Giter Club home page Giter Club logo

amazon-rating-predictions's Introduction

Amazon-Rating-Predictions

Machine learning models for text based labeling Group name: __ Section: 1

########## Objective

Training a model to predict the number of stars (from 1 to 5) on an Amazon review based on the text content of the review.

########## Data

The data that we used to validate our models and train the optimal model is available at https://www.kaggle.com/snap/amazon-fine-food-reviews The Reviews.csv file should be placed in data/raw_data.

########## File structure

We used an OOP approach to the problem, following strict conventions to ensure encapsulation. There are 5 different types of code files:

  • CFG files: these files contain hardcoded values that are useful for other applications, such as paths or parameters used in other files.
  • CLASS files: these files define custom classes.
  • LIB files: these files contain definitions of auxiliary functions used in other scripts.
  • MAIN files: the only files that should be run. These files complete all the operations needed to clean the data, create text representations, validate the models, train, etc.
  • TEST files: these files test the class implementations with the same name.

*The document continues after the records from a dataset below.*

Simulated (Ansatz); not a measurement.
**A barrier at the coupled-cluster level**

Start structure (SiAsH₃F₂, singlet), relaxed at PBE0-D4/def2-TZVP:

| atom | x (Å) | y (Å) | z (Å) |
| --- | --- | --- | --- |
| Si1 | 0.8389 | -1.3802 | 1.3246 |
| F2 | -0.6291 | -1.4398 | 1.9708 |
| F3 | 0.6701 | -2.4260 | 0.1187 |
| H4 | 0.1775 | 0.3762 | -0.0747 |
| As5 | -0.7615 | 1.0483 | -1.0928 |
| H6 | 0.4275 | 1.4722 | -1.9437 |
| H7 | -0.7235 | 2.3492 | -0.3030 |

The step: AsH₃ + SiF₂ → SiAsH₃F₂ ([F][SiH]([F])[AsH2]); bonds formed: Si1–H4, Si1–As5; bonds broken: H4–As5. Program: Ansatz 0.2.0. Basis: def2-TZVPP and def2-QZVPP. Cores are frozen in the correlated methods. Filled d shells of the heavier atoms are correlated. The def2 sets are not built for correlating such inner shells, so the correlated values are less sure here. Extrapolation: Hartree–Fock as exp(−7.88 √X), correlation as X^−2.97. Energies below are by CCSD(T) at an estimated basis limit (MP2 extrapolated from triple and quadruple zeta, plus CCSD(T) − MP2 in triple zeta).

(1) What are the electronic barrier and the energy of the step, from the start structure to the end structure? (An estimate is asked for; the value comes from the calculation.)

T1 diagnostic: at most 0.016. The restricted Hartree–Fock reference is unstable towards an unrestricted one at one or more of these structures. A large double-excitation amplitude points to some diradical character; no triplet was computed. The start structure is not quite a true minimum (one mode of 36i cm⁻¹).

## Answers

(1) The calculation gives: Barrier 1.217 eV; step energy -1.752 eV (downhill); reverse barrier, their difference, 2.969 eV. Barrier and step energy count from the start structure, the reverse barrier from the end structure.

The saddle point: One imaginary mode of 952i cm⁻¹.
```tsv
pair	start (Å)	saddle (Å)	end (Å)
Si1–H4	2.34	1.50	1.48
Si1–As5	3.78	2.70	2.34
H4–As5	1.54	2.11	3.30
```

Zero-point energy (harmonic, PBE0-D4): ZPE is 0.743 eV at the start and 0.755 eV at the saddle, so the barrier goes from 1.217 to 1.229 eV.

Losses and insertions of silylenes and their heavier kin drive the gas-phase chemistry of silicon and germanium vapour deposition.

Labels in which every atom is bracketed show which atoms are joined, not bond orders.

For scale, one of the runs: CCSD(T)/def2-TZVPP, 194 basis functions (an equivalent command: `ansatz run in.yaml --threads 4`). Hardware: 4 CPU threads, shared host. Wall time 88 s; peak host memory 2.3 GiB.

########## Classification models

We focused our analysis on four different models: K-Neighbors, Naive Bayes, Logistic Regression and Support Vector Machines. We implemented KNN and Naive Bayes autonomously (CLASS_NaiveBayesClassifier, CLASS_KNNClassifier) and tried to implement Logistic Regression (CLASS_LogisticRegression), but failed to do so due to problems with the implementation of Stochastic Gradient Descent (SGD). We then fell back to sklearn's implementation of SGDClassifier for Logistic Regression and SVM using SGD.

########## Text representations

We focused on Bag of Words (BoW) models for text representations, considering count, set and TFIDF representations. Due to the size of the reviews, we decided to focus only on the content of the summaries. Using summaries only, the size of the vocabulary is around 30.000 words, which is still treatable using sparse matrices. We considered stemming and removing stop-words, but this was time consuming and did not consistently improve performance. For this reason, we decided to just work with the raw text representations of the summaries. These word representations are created through the CLASS_ReviewDataSet class and are stored in pickles available in the pickles directory. The whole data processing and creation of representation is handled by running MAIN_DataPipeline.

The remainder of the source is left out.